U.S. retail sales fell less than expected in February, but a sharp downward revision to January's sales could reignite concerns about the economy's growth prospects.
Tuesday's weak report from the Commerce Department bucked the trend of recent labor market data that had suggested the economy remained on solid ground despite some concerns that a recession was looming.
Retail sales dipped 0.1% last month as automobile purchases fell and cheaper gasoline undercut receipts at service stations. January's retail sales were revised down to show a 0.4% decline instead of the previously reported 0.2% increase.
"Consumers remain cautious and hesitant to spend despite an improving jobs picture and evidence of accelerating wage increases," said Alan MacEachin, an economist at Navy Federal Credit Union in Vienna, Virginia.
Retail sales excluding automobiles, gasoline, building materials and food services were unchanged after a downwardly revised 0.2% increase in January. These so-called core retail sales correspond most closely with the consumer spending component of gross domestic product and were previously reported to have risen 0.6% in January.
Economists polled by Reuters had forecast retail sales slipping 0.2% and core retail sales rising 0.2% in February.
Last month's weak core retail sales reading, together with January's modest gain, suggest that consumer spending will probably remain tepid in the first quarter after growing at a 2.0% annualized rate in the fourth quarter.
Fed on hold
The report came as Federal Reserve officials prepared to gather for a two-day policy meeting. The U.S. central bank is expected to leave interest rates unchanged as policymakers monitor developments on global financial markets, domestic inflation and the labor market.
The Fed hiked its benchmark overnight interest rate in December for the first time in nearly a decade.
In a separate report, the Labor Department said its producer price index dropped 0.2% last month on lower energy and food costs, after edging up 0.1% in January.
In the 12 months through February, the PPI was unchanged after falling 0.2% in the year through January. It was the first time since January 2015 that the year-on-year PPI did not decline.

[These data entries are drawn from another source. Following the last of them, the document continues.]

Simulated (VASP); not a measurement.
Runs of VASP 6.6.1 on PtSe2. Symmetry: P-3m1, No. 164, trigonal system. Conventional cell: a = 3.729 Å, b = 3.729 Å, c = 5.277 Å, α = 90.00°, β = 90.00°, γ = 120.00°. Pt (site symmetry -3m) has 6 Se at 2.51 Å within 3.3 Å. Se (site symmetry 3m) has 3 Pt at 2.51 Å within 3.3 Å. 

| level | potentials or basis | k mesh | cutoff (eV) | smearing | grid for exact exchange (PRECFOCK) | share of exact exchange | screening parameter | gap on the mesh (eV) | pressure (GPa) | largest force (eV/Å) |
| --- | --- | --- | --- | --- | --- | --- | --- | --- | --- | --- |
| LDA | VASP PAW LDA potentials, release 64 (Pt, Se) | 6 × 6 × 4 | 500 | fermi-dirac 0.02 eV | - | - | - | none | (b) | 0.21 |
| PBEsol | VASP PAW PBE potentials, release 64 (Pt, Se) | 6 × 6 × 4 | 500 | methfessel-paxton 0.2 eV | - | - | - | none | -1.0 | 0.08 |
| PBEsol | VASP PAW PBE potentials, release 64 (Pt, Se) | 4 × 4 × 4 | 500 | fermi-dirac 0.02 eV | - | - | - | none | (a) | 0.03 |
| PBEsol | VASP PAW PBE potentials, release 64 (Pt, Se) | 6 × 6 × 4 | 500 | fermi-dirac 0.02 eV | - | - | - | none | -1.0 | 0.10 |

With the dollar losing some momentum after gaining 20% against the currencies of the United States' main trading partners between June 2014 and December 2015, imported deflation is starting to wane. That could curb further declines in producer prices.
But oil prices, which tumbled by as much as 4% on Monday on concerns that a six-week market recovery has gone beyond the fundamentals, remain a wild card. So far this year, the dollar has gained about 0.9% on a trade-weighted basis.
A 4.4% drop in the value of sales at service stations weighed on retail sales last month. Gasoline prices dropped 9% in February, according to the U.S. Energy Information Administration, as oil prices fell further.
Retail sales were also hurt by a 0.2% fall in sales at auto dealerships and a 0.5% drop in receipts at furniture stores. Auto sales declined 0.2% in January.
Receipts at electronics and appliance stores slipped 0.1%. But there were pockets of strength, with clothing store sales rising 0.9% last month and receipts at building materials and garden equipment stores gaining 1.6%.
Sales at sporting goods and hobby stores rose 1.2% and sales at restaurants and bars increased 1.0%. Online store sales dropped 0.2%.